Casey Anthony's mother Cindy was spotted meeting with a top Florida financial advisor.
What can she say to try and defend that? It obviously looks as though they're greedy and thinking about money first, even before they're thinking about putting their family unit back together," says image consultant Mike Paul.
But Casey Anthony's chances of making money from a book or TV interview are quickly diminishing.
Facebook pages calling for a boycott of any Casey Anthony book or movie have more than 300,000 supporters.
Jerry Springer is denouncing a report that he was negotiating to pay Casey $1 million for an interview.

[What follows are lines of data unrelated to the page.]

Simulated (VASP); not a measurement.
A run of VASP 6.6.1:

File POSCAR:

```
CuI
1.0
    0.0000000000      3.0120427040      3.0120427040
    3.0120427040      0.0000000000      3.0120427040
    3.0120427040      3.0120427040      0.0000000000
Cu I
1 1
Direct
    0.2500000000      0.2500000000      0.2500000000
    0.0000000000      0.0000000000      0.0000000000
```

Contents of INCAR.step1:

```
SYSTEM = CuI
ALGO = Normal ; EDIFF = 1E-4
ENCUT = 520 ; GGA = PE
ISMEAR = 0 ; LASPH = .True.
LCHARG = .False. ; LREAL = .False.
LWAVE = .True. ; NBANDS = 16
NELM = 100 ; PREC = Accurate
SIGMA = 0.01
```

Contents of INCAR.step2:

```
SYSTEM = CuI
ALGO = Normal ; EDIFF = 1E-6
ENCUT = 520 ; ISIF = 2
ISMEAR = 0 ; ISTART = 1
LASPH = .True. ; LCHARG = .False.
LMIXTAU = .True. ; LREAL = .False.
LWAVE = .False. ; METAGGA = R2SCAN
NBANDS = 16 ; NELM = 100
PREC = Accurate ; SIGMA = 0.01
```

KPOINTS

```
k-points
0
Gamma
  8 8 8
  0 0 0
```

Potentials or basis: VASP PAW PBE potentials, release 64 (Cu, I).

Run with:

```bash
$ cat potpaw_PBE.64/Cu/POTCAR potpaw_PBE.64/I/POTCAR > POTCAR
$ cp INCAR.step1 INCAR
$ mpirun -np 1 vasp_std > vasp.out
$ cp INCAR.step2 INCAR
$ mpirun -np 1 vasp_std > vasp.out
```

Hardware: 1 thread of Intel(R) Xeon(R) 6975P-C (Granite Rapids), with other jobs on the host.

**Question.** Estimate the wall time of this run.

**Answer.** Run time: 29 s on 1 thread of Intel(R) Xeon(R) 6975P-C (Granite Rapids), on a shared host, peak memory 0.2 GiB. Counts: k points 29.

"This woman should not profit. No one should be paying her. I would never do it. Ever," Springer told photographers.
Meanwhile, Casey is preparing to answer the tough questions about Caylee's death she was never asked during the trial.
"I'm getting e-mails, thousands of e-mails, from all across America urging me and saying please get the truth," says John Morgan, the attorney who represents Zenaida Gonzalez, the woman suing Casey for falsely identifying her as the nanny who kidnapped little Caylee.
Casey is scheduled to give a deposition just two days after her release on July 17th.
"We are going to spend a lot of time on exactly what happened. Where were you? When was the last time you saw Caylee Anthony? How did she die? How do you know that she died? What did you do with her body afterward?" Morgan says.
And one of the jurors who found Casey not guilty is in hiding, in fear for her life.
Juror #12, a cook with two children, was too afraid to return to work and left Florida because of the public fury over the verdict.
"I'd rather go to jail than sit on a jury like that again," her husband quoted her as saying.
And the jury foreman is also breaking his silence. He spoke with Fox News's Greta Van Susteren, but he's so afraid he will not allow his face to be shown.
He says jurors were suspicious of Casey's father.
"Anyone think George was believable or credible or were others likewise suspicious of him?" Van Susteren asked.
"There was a suspicion of him. That was a part of our conversation when we were doing deliberation," he said.